15 tips to improve your on-camera interviews
Updated: Nov 19, 2020
We have all been there at one point or another. You secure a production team for your upcoming video, you hold a planning call to discuss every aspect of the project, you have a firm date for the shoot, and then the sinking feeling over sitting in front of a camera starts setting in. The good news is this is entirely normal, and we are here to ease those fears. Our team has put together 15 tips to prepare you ahead of your next interview, which should temper at least some of the natural anxiety that comes with speaking on-camera.
Whether you are a seasoned executive with hours of media training or you are preparing for your video debut, these tips will be a useful resource ahead of your next shoot.

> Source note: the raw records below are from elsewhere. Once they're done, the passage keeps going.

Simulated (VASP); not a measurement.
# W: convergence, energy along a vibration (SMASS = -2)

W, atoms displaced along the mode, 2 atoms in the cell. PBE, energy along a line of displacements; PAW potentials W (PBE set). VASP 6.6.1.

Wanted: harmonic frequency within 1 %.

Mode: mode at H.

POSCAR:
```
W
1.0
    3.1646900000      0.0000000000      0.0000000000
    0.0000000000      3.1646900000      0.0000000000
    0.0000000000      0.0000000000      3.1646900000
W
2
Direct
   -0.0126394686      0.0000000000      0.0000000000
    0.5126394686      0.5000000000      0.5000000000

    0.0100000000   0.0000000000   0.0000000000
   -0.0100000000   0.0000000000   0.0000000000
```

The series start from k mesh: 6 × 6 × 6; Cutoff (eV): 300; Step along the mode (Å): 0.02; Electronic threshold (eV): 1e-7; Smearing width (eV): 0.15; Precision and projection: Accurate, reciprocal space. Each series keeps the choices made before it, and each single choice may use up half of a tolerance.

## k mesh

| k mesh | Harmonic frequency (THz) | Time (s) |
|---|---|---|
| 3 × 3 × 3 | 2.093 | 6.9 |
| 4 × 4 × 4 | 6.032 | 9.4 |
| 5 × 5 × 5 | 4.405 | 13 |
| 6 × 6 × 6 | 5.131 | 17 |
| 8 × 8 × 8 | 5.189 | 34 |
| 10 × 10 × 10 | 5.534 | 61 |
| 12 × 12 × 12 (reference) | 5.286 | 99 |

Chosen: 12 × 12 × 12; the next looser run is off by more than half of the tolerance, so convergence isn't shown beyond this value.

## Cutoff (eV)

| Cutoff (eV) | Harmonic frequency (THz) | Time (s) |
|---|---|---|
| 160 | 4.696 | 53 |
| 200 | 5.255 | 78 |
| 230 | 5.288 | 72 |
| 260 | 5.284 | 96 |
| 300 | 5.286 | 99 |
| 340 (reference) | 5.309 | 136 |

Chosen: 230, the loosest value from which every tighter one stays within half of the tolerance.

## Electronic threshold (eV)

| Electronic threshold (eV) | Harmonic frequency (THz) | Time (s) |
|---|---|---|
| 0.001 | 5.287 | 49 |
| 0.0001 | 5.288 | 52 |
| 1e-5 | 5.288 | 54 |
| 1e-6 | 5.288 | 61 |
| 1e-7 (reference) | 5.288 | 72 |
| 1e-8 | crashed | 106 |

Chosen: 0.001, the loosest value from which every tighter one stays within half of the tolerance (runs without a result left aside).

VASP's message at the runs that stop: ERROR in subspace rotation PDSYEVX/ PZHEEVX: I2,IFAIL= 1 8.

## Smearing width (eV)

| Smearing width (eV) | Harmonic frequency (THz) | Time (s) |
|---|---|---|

We have split the tips into three main sections:
Preparing for your interview
Staging the set
Preparing for your interview
Tip #1 Prepare your talking points ahead of time.
Choose four or five points you want to cover in your segment. Remember, the more comfortable you are with your answers ahead of time, the more natural you will come across during the interview.
Tip #2 Be sure to add context to what you are saying.
You never want the viewer to feel like they have missed something, so when you answer an interview question, always start by rephrasing each question before providing an answer. Ex. "What is your favorite color?" "My favorite color is blue."
Tip #3 Avoid using empty words.
"Umms" and "uhs" and "likes." These words can be avoided by preparing your answers, as we have mentioned above. If you need to pause to gather your thoughts, pause, and start again when you are ready.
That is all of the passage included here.